One of the main causes of claims rejection is that the insured has not been fully truthful in declaring all information on the proposal form. Be completely truthful and disclose everything fully.

Annuities: Risk of living too long

While the risk of dying too young is well understood, what is not so well understood is the financial risk of living too long. Life expectancy in India is just short of 70 years and most people will plan to have enough retirement savings a few years beyond that (say up to 75 years). What happens if you live well beyond that age; say into your nineties? A generation back the government was the main employer and people had defined pensions. That is not true anymore. With life expectancy on the rise, employers no longer providing guaranteed lifelong pension, and dependence on your children not necessarily a reliable (or palatable) option, one needs to start thinking about how to mitigate this risk. This is where annuities come in.

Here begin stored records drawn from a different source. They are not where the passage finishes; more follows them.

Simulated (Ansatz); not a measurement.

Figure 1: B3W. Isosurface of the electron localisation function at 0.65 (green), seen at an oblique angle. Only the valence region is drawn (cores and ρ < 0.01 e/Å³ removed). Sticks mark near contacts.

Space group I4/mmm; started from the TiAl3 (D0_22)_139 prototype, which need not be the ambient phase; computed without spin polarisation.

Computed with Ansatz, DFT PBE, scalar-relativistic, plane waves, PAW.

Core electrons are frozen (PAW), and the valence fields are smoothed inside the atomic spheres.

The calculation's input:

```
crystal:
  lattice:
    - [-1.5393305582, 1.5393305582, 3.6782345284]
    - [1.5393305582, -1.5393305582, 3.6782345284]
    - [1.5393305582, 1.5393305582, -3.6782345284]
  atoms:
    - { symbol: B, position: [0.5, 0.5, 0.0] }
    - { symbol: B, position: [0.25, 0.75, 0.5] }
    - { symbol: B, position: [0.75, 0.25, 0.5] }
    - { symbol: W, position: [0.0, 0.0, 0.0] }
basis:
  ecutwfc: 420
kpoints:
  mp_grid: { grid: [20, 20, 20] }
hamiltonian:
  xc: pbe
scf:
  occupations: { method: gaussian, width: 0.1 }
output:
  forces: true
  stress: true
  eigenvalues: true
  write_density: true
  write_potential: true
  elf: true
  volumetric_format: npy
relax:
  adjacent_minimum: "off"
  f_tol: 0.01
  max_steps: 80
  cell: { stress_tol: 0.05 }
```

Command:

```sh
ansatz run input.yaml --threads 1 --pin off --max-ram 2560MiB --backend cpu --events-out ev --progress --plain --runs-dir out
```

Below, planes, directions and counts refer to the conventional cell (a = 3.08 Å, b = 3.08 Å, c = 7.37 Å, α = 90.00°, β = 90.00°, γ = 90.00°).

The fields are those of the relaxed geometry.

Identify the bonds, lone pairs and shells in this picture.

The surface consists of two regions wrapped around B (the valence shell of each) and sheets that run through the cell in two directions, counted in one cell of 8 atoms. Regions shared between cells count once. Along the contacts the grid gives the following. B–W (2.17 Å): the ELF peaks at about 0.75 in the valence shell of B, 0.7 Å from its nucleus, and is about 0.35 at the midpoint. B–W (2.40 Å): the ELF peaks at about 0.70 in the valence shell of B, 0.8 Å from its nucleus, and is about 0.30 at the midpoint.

Annuities are the exact opposite of term life insurance. In order to buy an annuity you need to pay a lump sum amount. In return, the insurer promises to pay you a guaranteed monthly income until you or your spouse is alive. You should not put your entire retirement savings into an annuity. Put in enough so to cover your basic day to day spending. There are several insurers who provide annuities. Though the choice today is not large, I am sure it will increase over time. The time to think about annuities is when you have retired or are about to retire. Be careful about one thing: there are several products that are sold as annuities but will not pay out for your entire life. Avoid such products.

By now you are probably wondering why I have not said a word about Endowment, Child plans or ULIPs. The reason is simple. These products are a combination of protection and savings. Insurance products in general are not great at wealth enhancement. There are much better options elsewhere.

Buy insurance for what it is best for: protection from risks. No other financial product provides that.